As crowds queued up at the doors, inside the dark concert venue vibrated with the sounds of the electric guitars of the opening band, Day SevEn, of Calhoun. Meanwhile, Welch chilled out upstairs as he waited to perform.
His tattooed hands absentmindedly twisted his dreadlocks into perfection as Welch recalled the darkness of his past.
“I felt empty, like, there’s nothing inside,” Welch said. “But I had everything. All my bills were paid. I had all kinds of toys and everything, but I just felt empty.”
Welch left Korn in 2005 after having a revelation. He had tried to fill the void in his life with drugs but found meaning in Jesus Christ.
“I never felt right,” he said. “I felt closer to normal when I was wasted all the time.”

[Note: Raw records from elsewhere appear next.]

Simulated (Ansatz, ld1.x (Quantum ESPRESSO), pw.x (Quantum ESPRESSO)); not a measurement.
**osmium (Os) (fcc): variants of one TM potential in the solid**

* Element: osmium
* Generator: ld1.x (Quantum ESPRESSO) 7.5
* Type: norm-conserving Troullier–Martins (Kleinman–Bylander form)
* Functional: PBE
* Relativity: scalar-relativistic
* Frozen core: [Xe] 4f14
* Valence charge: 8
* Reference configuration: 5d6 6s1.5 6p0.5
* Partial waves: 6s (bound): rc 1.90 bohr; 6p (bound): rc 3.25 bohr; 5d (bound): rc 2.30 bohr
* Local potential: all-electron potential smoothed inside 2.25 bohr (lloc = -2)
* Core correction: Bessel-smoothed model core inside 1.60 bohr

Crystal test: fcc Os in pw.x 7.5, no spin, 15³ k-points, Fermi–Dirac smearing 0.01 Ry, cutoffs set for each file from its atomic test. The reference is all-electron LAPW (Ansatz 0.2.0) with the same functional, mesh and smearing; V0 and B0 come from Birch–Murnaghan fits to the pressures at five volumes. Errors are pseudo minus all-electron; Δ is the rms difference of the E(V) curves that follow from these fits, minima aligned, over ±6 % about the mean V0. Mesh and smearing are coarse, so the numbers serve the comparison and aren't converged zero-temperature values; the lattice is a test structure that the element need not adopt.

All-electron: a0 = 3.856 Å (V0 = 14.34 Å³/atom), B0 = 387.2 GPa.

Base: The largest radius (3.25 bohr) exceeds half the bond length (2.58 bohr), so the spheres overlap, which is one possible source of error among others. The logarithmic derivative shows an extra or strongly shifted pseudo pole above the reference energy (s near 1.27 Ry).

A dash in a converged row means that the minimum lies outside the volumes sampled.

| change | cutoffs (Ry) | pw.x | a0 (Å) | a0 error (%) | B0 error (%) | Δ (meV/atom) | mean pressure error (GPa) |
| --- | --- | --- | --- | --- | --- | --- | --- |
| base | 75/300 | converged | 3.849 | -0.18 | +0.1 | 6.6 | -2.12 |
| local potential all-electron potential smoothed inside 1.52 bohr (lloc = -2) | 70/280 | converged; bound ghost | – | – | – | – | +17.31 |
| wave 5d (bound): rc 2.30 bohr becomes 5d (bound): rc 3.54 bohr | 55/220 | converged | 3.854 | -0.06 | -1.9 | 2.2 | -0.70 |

Welch was dressed in grungy black clothing, and his eyelids were painted with heavy black liner, but despite his hardened appearance the rock star was there to help lead people to worship Christ.
“I just tell these people, ‘I know there are a lot of you guys out there feeling empty. Maybe there’s no meaning inside, and that’s the emptiness. You gotta fill it with meaning,’” he said, adding, “Tonight’s gonna be a good night. I can feel it.”
Welch said he was mainly going to play music off his first solo album but was looking forward to his new album that will come out in April.
“We’re kind of sick of playing these songs, but a lot of them are still cool,” he said. “We’ve got a new album coming out in April, so thank God for this summer.”
“Paralyzed,” a single from the upcoming album, is available to listen to on YouTube.com and for purchase on iTunes, he said.
Welch said he and his band members were enjoying their quick visit to the Rome area.
“We love it. We got here last night, and have been hanging out today,” he said. “It’s cool. I’m from a small town, Bakersfield, Calif., so I’ve got a heart for small towns.”
LIFE Church Community Pastor Greg Cater said the decision to bring in Welch to perform was to reach a more alternative group of Christians.
“We’re trying to reach the un-churched, people that maybe don’t necessarily fit in,” he said. “There are an element of people who do not have a place to worship, and we wanted to create an atmosphere and an environment where they’re welcome.”
Part of what was most appealing about Welch, Cater said, was his 180-degree turn from the superficial, rock star-lifestyle to follower of Christ.
“He’s had a radical change in his life because of Christ, and he’s never been the same,” said Cater, who heard Welch’s testimony on www.iamsecond.com.
People of all ages came to see Welch play, many of them fans of Korn. A group of young, aspiring musicians came to see Welch, hoping to learn a thing or two.
“We’re starting a band,” said Reese Stanfield, 18, and “a huge Korn fan.”
Stanfield said he and his band are still trying to pinpoint their style.
“We’re trying to look for an overall style, sort of a very dark rhythm, very heavy metal-type sound.”
Stanfield said he thinks heavy metal music and religion aren’t incompatible.
“Just because you make heavy metal music doesn’t mean it reflects who you are as a person,” he said. “Outside our music, we’re completely different people.”